Friday, September 26, 2014

Kitchen Douglas fir floor and drywall

Added some drywall to most of the walls, still have to run a line and check the water lines for leaks. 
Spent the day putting down Douglas fir floor. Looks pretty good after all. 

Tuesday, September 23, 2014

Kitchen remodel 1907 farmhouse

Started the demolition on the kitchen. 
Sometime in the 80's they added ugly oak cabinets and similar tiles. Over doug fir floor, linoleum, was added plywood then large stone tile.  Plan is to take it back 50 years or so, add back a farm sink, go with shelving made of doug fir stair treads, and just have lower cabinets. 
Add a butcher block top and add a later of Douglas fir tung and groove over the original DF subfloor. 
Got all the cabinets out, sink etc.

Now to rewire and plumb for the farmsink.

Getting close. 

Kitchen ceiling

To add a bit of classic bungalow I'm putting up bead board. I had a ton upstairs in the finished attic that was pulled out and left at the neighbors hours ---outside. It was used for kindling and after being offered all I wanted it was just too far gone after a few years to save. 
I picked up some t and g in 12' lengths finger jointed as I'll be painting it white to brighten the kitchen up a bit.

About half way finished. Should be done tomorrow. 

Ran a bunch of new wire to cut out old knob and tube and to eliminate so many outlets on one breaker. 

Saturday, September 13, 2014

48" Douglas fir screen door

I wanted a nice clean somewhat period screen door for the farmhouse. I found a picture of one that looked like it could be up sized to fit my large front door that is 4 feet wide. 

The fact I have two dogs made this a nice design as they could look out the screen from the access hole.
The rough layout.
The finished door. It still needs a handle though.
Close up of the lower shelf below the small brass and copper blend screen.

Sunday, July 20, 2014

Redwood Carriage Doors

My 1907 farmhouse, has a carriage house where the original doors were removed and an aluminum garage door put in their place- it doesn't even close all the way as the door is too tall...anyhow I found a few doors from a 1917 house that was under remodel, dry rot, old paint and the doors were coming apart likely from hide glue failure over time. 

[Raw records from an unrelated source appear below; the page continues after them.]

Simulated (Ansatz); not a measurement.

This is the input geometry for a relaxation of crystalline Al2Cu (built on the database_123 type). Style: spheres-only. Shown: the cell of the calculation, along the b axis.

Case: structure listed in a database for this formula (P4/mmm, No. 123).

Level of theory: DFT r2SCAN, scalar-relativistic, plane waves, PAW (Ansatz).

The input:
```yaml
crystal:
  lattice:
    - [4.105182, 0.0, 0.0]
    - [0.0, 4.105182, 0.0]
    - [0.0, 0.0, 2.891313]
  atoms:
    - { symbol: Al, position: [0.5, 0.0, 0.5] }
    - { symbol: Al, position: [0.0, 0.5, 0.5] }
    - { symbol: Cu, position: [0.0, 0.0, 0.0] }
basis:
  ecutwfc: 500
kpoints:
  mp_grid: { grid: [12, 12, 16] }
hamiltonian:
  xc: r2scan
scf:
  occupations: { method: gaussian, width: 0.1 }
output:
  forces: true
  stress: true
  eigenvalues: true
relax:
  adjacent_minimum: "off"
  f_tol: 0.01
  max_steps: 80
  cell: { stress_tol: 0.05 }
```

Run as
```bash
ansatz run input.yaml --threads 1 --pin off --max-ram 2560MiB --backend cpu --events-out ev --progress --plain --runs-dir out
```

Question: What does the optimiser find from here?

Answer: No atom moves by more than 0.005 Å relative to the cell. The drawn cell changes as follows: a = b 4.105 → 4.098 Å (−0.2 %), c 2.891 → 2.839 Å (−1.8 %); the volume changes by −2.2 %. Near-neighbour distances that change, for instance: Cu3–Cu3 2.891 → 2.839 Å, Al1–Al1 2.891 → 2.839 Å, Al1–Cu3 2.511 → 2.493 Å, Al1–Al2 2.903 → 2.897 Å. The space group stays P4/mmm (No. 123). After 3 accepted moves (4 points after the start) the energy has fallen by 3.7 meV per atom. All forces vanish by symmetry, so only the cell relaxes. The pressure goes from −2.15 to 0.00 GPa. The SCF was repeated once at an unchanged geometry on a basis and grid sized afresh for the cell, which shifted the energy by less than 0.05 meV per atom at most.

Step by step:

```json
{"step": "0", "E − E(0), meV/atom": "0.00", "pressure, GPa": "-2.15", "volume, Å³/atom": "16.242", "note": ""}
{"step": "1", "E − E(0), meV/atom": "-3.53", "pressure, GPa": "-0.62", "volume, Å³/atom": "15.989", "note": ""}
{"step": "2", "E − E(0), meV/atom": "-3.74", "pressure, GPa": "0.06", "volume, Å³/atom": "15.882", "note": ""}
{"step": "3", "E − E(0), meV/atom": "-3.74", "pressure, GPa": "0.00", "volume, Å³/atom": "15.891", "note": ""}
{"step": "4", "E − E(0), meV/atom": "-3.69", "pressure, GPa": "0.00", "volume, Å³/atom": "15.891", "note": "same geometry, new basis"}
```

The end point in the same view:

Tear down began and disassembly went well.
The railes and stiles are Douglas fir, the center t & g redwood. 
One of the stiles where bolts went through, cut out damage a plugged with fir.
The door after glue up, the second door is now disassembled and ready for stripping, and reassembly.
Doors will not be painted when placed on the carriage house.
Above photo from the west side, that's as far as the door closes...

Sunday, July 13, 2014

Former aviation workbench

My father had an old industrial workbench he bought from North American aviation salvage  in the 60's
It was ugly and green, heavy with drawers made from plywood.
I started disassembling the table then shelved the project. A friend who is a master woodworker, seemingly all phases, was between jobs and hungry to do some magic. 
Dale planned, cut and sistered in pieces of fir where damage had set in. 
It's now my kitchen table in my 1907 farmhouse. 
I missed not getting to do more work on the table, but I've a stack of projects that had priority. Like someone not thinking I never took abefore picture...
Thanks Dale. 

After buying the farmhouse I now have a large shop - note the inca 710, and two inca jointers to the right. My crescent jointer -16" runs on three phase and I have three phase hard wired in the shop already.  It cuts like butter.

Inside the main house table ready to be set.